IFHS Versus L1
Some Lancet supporters claim that the results from IFHS support L1. I think that this is wrong. Consider a comment by me from Crooked Timber.
The issue before us is: How does the 151,000 estimate of violent deaths in all of Iraq from IFHS compare with L1? Now, since the surveys use different terminology over a different time scale, we will not be able to make an exact comparison. But, L1 reports 73 violent deaths in all of Iraq post-invasion compared to 1 pre-invasion (from the phantom US bombing runs, no doubt.) (See Table 2.) Speaking very roughly each excess death in the sample corresponds to 3,000 or so deaths in the population. So, for all of Iraq, there were around 200,000 violent deaths in L1 through September 2004. (I am obviously skirting over the, in this context, unimportant distinction between violent deaths and excess violent deaths.)
IFHS estimates 151,000 violent deaths through June 2006. Relative to IFHS, the L1 estimate is ludicrously high.
Again, this is just back of the envelope, but I wanted to help Tim clean out his garage, following Kieran’s kind suggestion.
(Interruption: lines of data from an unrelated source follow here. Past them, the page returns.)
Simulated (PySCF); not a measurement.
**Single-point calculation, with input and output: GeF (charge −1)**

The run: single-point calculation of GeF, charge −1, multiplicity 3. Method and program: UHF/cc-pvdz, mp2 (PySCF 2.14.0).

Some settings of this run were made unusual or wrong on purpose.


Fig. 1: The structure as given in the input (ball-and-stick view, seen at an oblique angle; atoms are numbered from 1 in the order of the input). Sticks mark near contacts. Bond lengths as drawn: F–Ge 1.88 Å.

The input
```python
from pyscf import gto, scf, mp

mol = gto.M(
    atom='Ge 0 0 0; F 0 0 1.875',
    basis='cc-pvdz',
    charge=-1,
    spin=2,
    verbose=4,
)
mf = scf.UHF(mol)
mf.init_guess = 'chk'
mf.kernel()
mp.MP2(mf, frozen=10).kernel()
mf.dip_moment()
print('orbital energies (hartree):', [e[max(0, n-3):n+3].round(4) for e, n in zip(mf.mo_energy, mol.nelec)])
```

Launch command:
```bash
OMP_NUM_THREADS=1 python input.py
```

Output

Now, Tim might argue that we need to exclude Falluja for this that or the other reason. Fine. If the L1 authors had just dropped Falluja from all of their analysis (or included it everywhere or done both), I wouldn’t have objected so much. But they picked and chose. Yet, in this context, you don’t get to play that game. The IFHS authors estimate 151,000. That is their number. You can either try to get numbers out of L1 that are comparable to that (as I do above). Or you can claim that such a comparison is impossible. But you can’t just claim the comparison works for the subset of the IFHS data that you want to look at.